Last week, Tourism BC launched their Ski It to Believe It campaign, a collective marketing initiative featuring all of BC’s 13 ski resorts aimed at attracting more destination skiers to BC.
The campaign launched at the Toronto Ski and Snowboard Show and runs until March, with a budget of $1.55 million, according to a BC government press release. It involves a microsite, online banners, mobile ads, an electronic Ski Guide, a contest with a $15,000 ski vacation as the prize and guest appearances by Ashleigh McIvor in a virtual ski racing machine.
While the Ski It To Believe It campaign is claiming that this is the first year that participants from B.C. have co-ordinated their efforts and are represented under common B.C. branding, it’s certainly not the first collective marketing initiative from within the ski and snowboard resort industry.
Which is why, with a decent budget, some inspiring ‘best practices’ out there, a passionate target audience and a record-breaking season in our immediate memory, we were frankly hoping for a bit more.

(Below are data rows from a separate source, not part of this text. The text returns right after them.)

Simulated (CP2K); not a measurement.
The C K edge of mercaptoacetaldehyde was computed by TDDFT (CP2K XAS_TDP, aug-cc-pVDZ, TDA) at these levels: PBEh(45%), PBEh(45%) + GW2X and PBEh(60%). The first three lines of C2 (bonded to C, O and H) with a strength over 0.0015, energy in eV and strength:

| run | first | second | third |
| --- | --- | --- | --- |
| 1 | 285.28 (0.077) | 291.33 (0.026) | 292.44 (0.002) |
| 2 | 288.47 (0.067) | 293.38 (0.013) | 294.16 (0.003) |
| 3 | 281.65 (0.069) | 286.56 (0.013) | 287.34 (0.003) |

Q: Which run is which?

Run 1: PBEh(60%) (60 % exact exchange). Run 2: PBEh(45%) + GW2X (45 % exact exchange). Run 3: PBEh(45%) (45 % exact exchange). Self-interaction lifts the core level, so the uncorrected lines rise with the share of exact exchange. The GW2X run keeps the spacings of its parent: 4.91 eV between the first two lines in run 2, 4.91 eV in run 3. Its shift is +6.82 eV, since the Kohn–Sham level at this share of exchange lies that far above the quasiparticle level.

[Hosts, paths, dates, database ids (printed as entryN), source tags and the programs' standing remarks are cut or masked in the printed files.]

What we like about it? 13 resorts have come together.
This is timely and important. Canadian tourism funding post-2010 is shrinking – the CTC’s funding has contracted by 41.5% over the last decade, and just last week Tourism Whistler asked its member businesses to start a letter writing campaign to their MP, the minister of state for small business and tourism, to lobby for better federal tourism funding. If resorts don’t work together to put BC on the radar for long-haul skiers and riders, we’re at a significant disadvantage to Colorado, Alberta, or Europe, who can boast a higher degree of geographic concentration of resorts and household-name mountain ranges with The Rockies or The Alps.
The Ski It To Believe It campaign launch prompted us to look at two other collective marketing projects for ski/snowboard destinations that built campaigns on the premise of United We Stand, Divided We Fall Off the Radar.
Because, while we’re stoked to see BC’s collection of kick-ass resorts join forces to let people know this province deserves as much serious consideration for their dream Snow vacation as Colorado, Hokkaido or France’s Trois Vallées, we don’t get much sense of British Columbia, the Winter version, from this campaign, beyond “13 resorts = mucho variety = something for everyone.”
Great collective marketing is more than a showcase of the sum of the parts. It creates some kind of synergy out of the collaboration – a synergy that has the power to really engage one of the most passionate demographics out there.
Just as the Kootenay Rockies Tourism did 5 years ago when they launched the Powder Highway campaign.
The concept promoted the Powder Highway, the Koots’ cluster of regional resorts and lodges as the highest concentration of champagne powder ski destinations in the world, leveraging the power of social media. It launched a campaign with a Quest to Find the Ultimate Ski Bum, who would get to live and ski in the Rockies for free for 3 months, enjoying 8 luxury resorts and 15 days of heli and cat skiing.
Over 4 weeks 4,700 people joined the [newly created facebook] fan page, posting pictures, comments, and stories. The competition was fierce; one guy even tattooed the phrase Ski Bum on his ass and sent in the picture. The campaign saw over 11,000 “Stories Talking About,” shared to an audience of 2.1 Million, with nearly 5,000 passionate Skiers and Snowboarders posting their original content to the Powder Highway fan page. Joel Marc, Digital Producer
Question: can Ski It To Believe It possibly be that sticky for British Columbia? Ask yourself this: Would you tattoo it on your backside?
A more recent collaborative marketing campaign was launched in the new “Mountain Collective Pass” – a response to Vail’s Epic Pass which has been dominating in the Colorado and California market and boosting Vail Resorts’ bottom line.
What the Mountain Collective does right with their branding piece is allow each resort its distinctive look and feel, but to clearly present the benefit of the bundle – amalgamating the resorts’ collective assets into one booty-haul of 16,005 acres, 104 lifts, 8 mountains and 4 states. For the skier, the benefit of collaboration is made clear. You get a whole lot more for a whole lot less. Variety is the spice of life, and the Mountain Collective makes it easy for you to have it.
But honestly, so are destination skiers and riders. That’s why they’re willing to forfeit pina coladas and endure airport security screenings and long-haul travel in order to make winter pilgrimmages to snow-cloaked destinations.
British Columbia is a unique place in the world and it has amazing resorts with fanatical devotees. We’d love to see a Tourism BC ski resort marketing do a better job conveying that.